Wednesday, August 15, 2012

Numba and LLVMPy

It's been a busy year so far.    All the time spent on starting a new company, starting new open source projects, and keeping up with the open source projects that I have interest in, has meant that I haven't written nearly as many blog-posts as I planned on.   But, this is probably a good thing at least if you follow the wisdom attributed to Solomon --- which has been paraphrased in this quote attributed to Abraham Lincoln.

One of the things that has been on my mind for the past year is promoting array-oriented computing as a fundamental concept more developers need exposure to.    This is one reason that I am so excited that I've been able to find great people to work on Numba (which intends to be an array-oriented compiler for Python code).      I have given a few talks trying to convey what is meant by array-oriented computing, but the essence is captured by the difference between the life.py example in the Python code-base and a NumPy version of the same code.

I have seen many, many real world examples of very complicated code that could be simplified and sped up (especially on modern hardware) by just thinking about the problem differently using array-oriented concepts. 

One of the goals for Numba is to make it possible to write more vectorized code easily in Python without relying just on the pre-compiled loops that NumPy provides.    In order to write Numba, though, we first needed to resurrect the llvm-py project which provides easy access to the LLVM C++ libraries from Python.   This project is interesting in its own right and in addition to forming a base tool chain for Numba, allows you to do very interesting things (like instrument C-code compiled with Clang to bitcode), build a compiler, or import bitcode directly into Python (a la bitey).

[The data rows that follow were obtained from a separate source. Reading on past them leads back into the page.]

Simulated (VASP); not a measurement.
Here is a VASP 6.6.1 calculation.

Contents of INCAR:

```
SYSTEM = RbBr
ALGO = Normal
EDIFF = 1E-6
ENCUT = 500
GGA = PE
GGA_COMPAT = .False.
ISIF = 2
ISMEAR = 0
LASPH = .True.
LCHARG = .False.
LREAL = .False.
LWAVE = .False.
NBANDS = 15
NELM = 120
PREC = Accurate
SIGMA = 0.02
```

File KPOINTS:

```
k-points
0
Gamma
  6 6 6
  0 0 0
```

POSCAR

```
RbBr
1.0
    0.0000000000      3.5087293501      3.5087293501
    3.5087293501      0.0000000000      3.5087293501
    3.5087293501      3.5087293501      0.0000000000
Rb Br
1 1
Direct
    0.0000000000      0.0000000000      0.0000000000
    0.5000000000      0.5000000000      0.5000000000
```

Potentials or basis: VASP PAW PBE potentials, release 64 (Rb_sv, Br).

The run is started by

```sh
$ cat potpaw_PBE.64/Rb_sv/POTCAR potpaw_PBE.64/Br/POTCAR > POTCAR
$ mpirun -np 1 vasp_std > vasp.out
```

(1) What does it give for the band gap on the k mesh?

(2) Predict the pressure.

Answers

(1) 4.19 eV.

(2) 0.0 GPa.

While the documentation for llvm-py left me frustrated early on, I have to admit that llvm-py re-kindled some of the joy I experienced when being first exposed to Python.    Over the past several weeks we have worked to create the llvmpy project from llvm-py.   We now have a domain http://www.llvmpy.org, a GitHub repository, a website served from GitHub, and sphinx-based documents that can be edited via a pull request.    The documentation still needs a lot of improvement (even to get it to the state that the old llvm-py project was in), and contributions are welcome.  

I'm grateful to Fernando Perez, author of IPython, for explaining the 4-repository approach to managing an open source web-site and documentation via github.   We are using the same pattern that IPython uses for both numba and llvmpy.   It took a bit of work to get set-up but it's a nice approach that should make it easier for the community to maintain the documentation and web-site of both of these projects.    The idea is simple.   Use a project page (repo llvmpy.github.com) to be the web-site but generate this repo from another repo (llvmpy-webpage) which contains the actual sources.   I borrowed the scripts from the IPython project to build the page from the sources, check-out the llvmpy.github.com repo, copy the built pages to the repo, and then push the updates back to github which actually updates the site.    The same process (slightly modified) is used for the documentation except the sources for the docs live in the llvmpy repo under the docs directory and the built pages are pushed to the gh-pages branch of the llvmpy-doc repo.    If you are editing sources you only modify llvmpy/docs and llvmpy-webpage files.   The other repos are generated and pushed via scripts.

We are using the same general scheme to host the numba pages (although there I couldn't get the numba.org domain name and so I am using http://numba.pydata.org).   With llvmpy on a relatively solid footing, attention could be shifted to getting a Numba release out.  Today, we finally released Numba 0.1.   It took longer than expected after the SciPy conference mainly because we were hoping that some of the changes (still currently in a devel branch) to use an AST-based code-generator could be merged into the main-line before the release.  

Jon Riehl did the lion's share of the work to transform Numba from my early prototype to a functioning system in 0.1 with funding from Continuum Analytics, Inc.   Thanks to him, I can proudly say that Numba is ready to be tried and used.    It is still early software --- but it is ready for wider testing.   One of the problems you will have with Numba right now is error reporting.  If you make a mistake in the Python code that you are decorating, the error you get will not be informative -- so test the Python code before decorating it with Numba.    But, if you get things right, Numba can speed up your Python code by 200 times or more.    It's is really pretty fun to be able to write image-processing routines in Python.   PyPy can do this too, of course, but with Numba you have full integration with the CPython stack and you don't have to wait for someone to port the library you also want to use to PyPy.

Numba's road-map is being defined right now by the people involved in the project.  On the horizon is support for NumPy index expressions (slices, etc.), merging of the devel branch which uses the AST and Mark Florisson's minivect compiler, improving support for error checking, emitting calls to the Python C-API for code that cannot be type-specialized, and improving complex-number support.  Your suggestions are welcome.